Saturday, February 28, 2009

THOUGHTS ON AGING

This won't be news to most of you, but there are some things that are different about getting old. If we who are old now didn't have such strange new things happening to our bodies, we wouldn't talk about them so often. It is true -- the conversations among old people often focus on their aches and pains, doctor visits, elimination habits, bruises on arms and cost of health care. It isn't that we don't have other things to talk about but these are on our mind a lot and since they are shared concerns, we get them out in the open. It is kind of like the old saw - "Misery loves company."

Aging means making lots of adjustments. The last time I took an airline flight, I rode[a shuttle bus from my car in the parking lot to the airport. Getting onto the shuttle wasn't too bad, but getting off carrying a purse over my shoulder, a small carry-on piece of luggage in one hand and a briefcase full of books in the other was sheer terror. My knees are a bit iffy at this point, and with the steps off the bus being steeper than usual, I had to proceed going down sideways while holding onto the rails as if my life depended on them. At least if a knee gave out, I wouldn't pitch forward onto the macadam roadway in front of the airport terminal where the bus stopped.

In restaurants everyone wants to sit in a booth. I do too, except now it is getting harder and harder to get out by scooting completely across the bench and then hoisting myself up into a standing position "gracefully." Again, it is my knees that seem to be the weakest point, and because of that I'm ready to opt for a table out in the center of the floor, though no one else wants to do that yet. Getting out of a chair is a piece of cake compared to getting out of a booth. I just have to decide which I'd rather have - privacy or grace!

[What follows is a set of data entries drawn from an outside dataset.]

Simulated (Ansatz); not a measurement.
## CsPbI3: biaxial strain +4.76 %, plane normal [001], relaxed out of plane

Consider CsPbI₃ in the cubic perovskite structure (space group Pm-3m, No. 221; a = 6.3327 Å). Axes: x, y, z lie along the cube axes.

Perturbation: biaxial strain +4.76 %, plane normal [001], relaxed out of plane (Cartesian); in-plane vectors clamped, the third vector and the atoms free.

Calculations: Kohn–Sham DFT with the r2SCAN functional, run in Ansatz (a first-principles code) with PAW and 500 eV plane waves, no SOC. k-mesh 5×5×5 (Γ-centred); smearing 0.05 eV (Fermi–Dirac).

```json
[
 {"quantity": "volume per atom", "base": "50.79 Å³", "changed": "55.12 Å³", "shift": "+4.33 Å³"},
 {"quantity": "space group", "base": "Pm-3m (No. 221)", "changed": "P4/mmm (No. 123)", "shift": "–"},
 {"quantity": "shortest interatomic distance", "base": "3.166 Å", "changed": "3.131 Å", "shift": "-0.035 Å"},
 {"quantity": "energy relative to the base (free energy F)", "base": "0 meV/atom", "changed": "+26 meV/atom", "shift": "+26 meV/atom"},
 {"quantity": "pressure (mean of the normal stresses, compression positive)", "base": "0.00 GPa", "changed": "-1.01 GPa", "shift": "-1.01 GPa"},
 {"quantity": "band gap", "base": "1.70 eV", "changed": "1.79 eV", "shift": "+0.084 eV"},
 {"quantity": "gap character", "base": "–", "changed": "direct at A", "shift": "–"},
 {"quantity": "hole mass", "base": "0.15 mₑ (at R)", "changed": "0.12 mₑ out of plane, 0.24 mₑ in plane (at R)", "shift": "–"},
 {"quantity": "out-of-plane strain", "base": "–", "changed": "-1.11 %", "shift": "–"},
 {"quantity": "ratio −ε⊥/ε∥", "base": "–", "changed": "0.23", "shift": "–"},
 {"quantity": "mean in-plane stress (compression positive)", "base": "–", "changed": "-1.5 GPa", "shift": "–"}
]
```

When my mother was alive and getting older, her skin was tissue paper thin and she hated the red bruises she would get under the skin of her arms, mostly. She constantly kept band-aids on them to hide them. I used to tell her that the band-aids looked as bad as the bruises did and not to worry so much about them. Of course I have come to eat my words, as I have inherited her predisposition to early bruising. I have several different size bandages that I use - one is a tiny circular bandage for tiny bruises, and another is a rather large bandage, which works well for cat scratches AND big bruises on my arm. I have been known to explain to someone who asks what happened that I have a cat scratch, when all I've done is covered up a bruise.

I do not like the looks of the crepey skin on my upper arms. I have decided that if I want to wear tee shirts in the summer I am going to make sure they have regular short sleeves instead of the inexpensive little capped sleeve tee-shirts that Target and WalMart feature in their casual clothes department, the kind that all the little teeny-boppers wear.

I am really sorry that getting older isn't easier. But there's not much I can do to change that, other than to baby myself a little and make some allowances for myself. I do think old age really is mentally coming to terms with what 70 or 75 or 80 feels like -- and accepting that it surely doesn't feel like 40 or 50 any more!